Commodity Swaps and Exposure to Commodities

A commodity swap is a legal contract involving the exchange of payments over several dates as determined by specified reference prices or indexes relating to commodities. Swaps are an alternative to futures when investors want to gain market exposure or hedge commodity risk.

A commodity swap provides risk management and risk transfer while eliminating the need to set up and manage multiple future contracts. It also provides a degree of customization. Note, however, that this is not possible with standardized futures contracts; hence there are many types of swaps as follows:

An excess return swap is made or received based on a return calculated by changes in the index level relative to a benchmark or fixed level. In this case, the net change in the prices of the underlying futures contracts is defined as the “excess” return. The excess return is multiplied by the contract’s notional amount to determine the payments between buyer and seller.

In a total return swap, one party makes payments based on a set rate (either fixed or floating). On the other hand, the other party makes payments based on the return of an underlying asset. When the level of the index increases, the swap buyer receives payment net of the fee paid to the seller. On the other hand, if the level of the index decreases between two valuation dates, the swap seller receives payment (plus the fee charged to the buyer).

For a basis swap, periodic payments are exchanged based on the values of two related commodity reference prices that are not perfectly correlated. Basis swaps are often used to adjust for the difference (called the basis) between a highly liquid futures contract in a commodity and an illiquid but related material.

In variance swaps, the two parties bet on the variance of price levels of commodities. The parties agree to periodically exchange payments. The exchange is done based on the comparative difference between an observed or actual variance in the price levels of a commodity (over consecutive periods), and some fixed amount of variance established at the outset of the contract. If this difference is positive, the variance swap buyer receives a payment. On the other hand, if it is negative, the swap seller receives payment, and often the variance differences (observed versus fixed) are capped to limit upside and losses.

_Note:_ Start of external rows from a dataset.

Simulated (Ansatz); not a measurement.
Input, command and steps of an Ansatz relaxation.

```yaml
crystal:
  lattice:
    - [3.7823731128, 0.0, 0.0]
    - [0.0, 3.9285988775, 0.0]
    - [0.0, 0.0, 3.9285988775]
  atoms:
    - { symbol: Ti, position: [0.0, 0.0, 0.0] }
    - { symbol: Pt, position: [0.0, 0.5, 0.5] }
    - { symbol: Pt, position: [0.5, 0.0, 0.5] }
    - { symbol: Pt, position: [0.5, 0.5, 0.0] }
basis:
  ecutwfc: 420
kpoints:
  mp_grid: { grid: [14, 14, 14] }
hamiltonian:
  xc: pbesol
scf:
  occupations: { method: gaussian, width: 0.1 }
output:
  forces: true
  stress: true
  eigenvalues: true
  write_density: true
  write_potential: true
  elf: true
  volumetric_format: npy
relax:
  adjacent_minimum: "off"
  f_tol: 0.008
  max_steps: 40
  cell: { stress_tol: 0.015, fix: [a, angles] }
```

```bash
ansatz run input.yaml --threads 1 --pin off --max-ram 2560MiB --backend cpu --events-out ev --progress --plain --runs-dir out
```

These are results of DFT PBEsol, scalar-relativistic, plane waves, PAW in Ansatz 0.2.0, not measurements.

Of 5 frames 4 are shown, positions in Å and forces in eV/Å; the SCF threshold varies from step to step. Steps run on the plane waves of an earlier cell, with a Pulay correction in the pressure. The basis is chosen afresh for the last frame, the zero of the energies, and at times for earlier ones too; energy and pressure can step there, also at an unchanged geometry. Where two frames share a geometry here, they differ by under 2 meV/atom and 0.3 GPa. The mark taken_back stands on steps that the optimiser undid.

In the case of a volatility swap, the two sides of the transaction speculate on how volatile prices will be versus expectations and not on the level or direction of prices. A volatility seller will post a profit if realized volatility is lower than expectations, whereas the counterparty volatility buyer anticipates higher than expected volatility.

Question 1

In a commodity volatility swap, the direction and amount of payments are most likely determined relative to the observed versus reference to:

  1. The direction in the price of a commodity.
  2. Variance for the price of a commodity.
  3. Volatility for the price of a commodity.

Solution

The correct answer is C.

In a commodity volatility swap, the two sides of the transaction speculate on expected volatility, whereby a volatility seller will profit if the realized volatility is lower than expectations. In contrast, the volatility buyer earns profit from volatility that exceeds expectations.

A is incorrect. A volatility swap is based on price volatility, not direction.

B is incorrect. A volatility swap is based on price volatility as opposed to price variance (price volatility squared).

Question 2

A portfolio manager enters a $100 million (notional) total return commodity swap to obtain a long position in commodity exposure. The position is reset monthly against a broad-based commodity index. At the end of the first month, the index is up by 3%, and at the end of the second month, the index declines by 2%. Which two payments would most likely occur between the portfolio manager and the swap dealer on the other side of the swap transaction?

  1. No payments are exchanged because a net cash flow only occurs when the swap agreement expires.
  2. $3 million would be paid by the swap dealer to the portfolio manager (after Month 1), and $2 million would be paid by the portfolio manager to the swap dealer (after Month 2).
  3. $3 million would be paid by the portfolio manager to the swap dealer (after Month 1), and $2 million would be paid by the swap dealer to the portfolio manager (after Month 2).

Solution

The correct answer is B.

The portfolio manager has a long position in the total return commodity swap and will receive payments when the commodity index rises and make payments when the commodity index declines.

The payment calculations after the first two months are as follows:

$$\text{Month 1}=$100 \text{ Million}\times 3\text{%}=$3 \text{ Million}$$
$$\text{Month 2}=$100 \text{ Million}×-2\text{%}=-$2 \text{ Million}$$

A is incorrect. Swap payments are made periodically (in this case, monthly) and not withheld to the end of the contract.

C is incorrect. The payments would be in the opposite direction for each month.

Reading 37: Introduction to Commodities and Commodity Derivatives

LOS 37 (i) Describe how commodity swaps are used to obtain or modify exposure to commodities.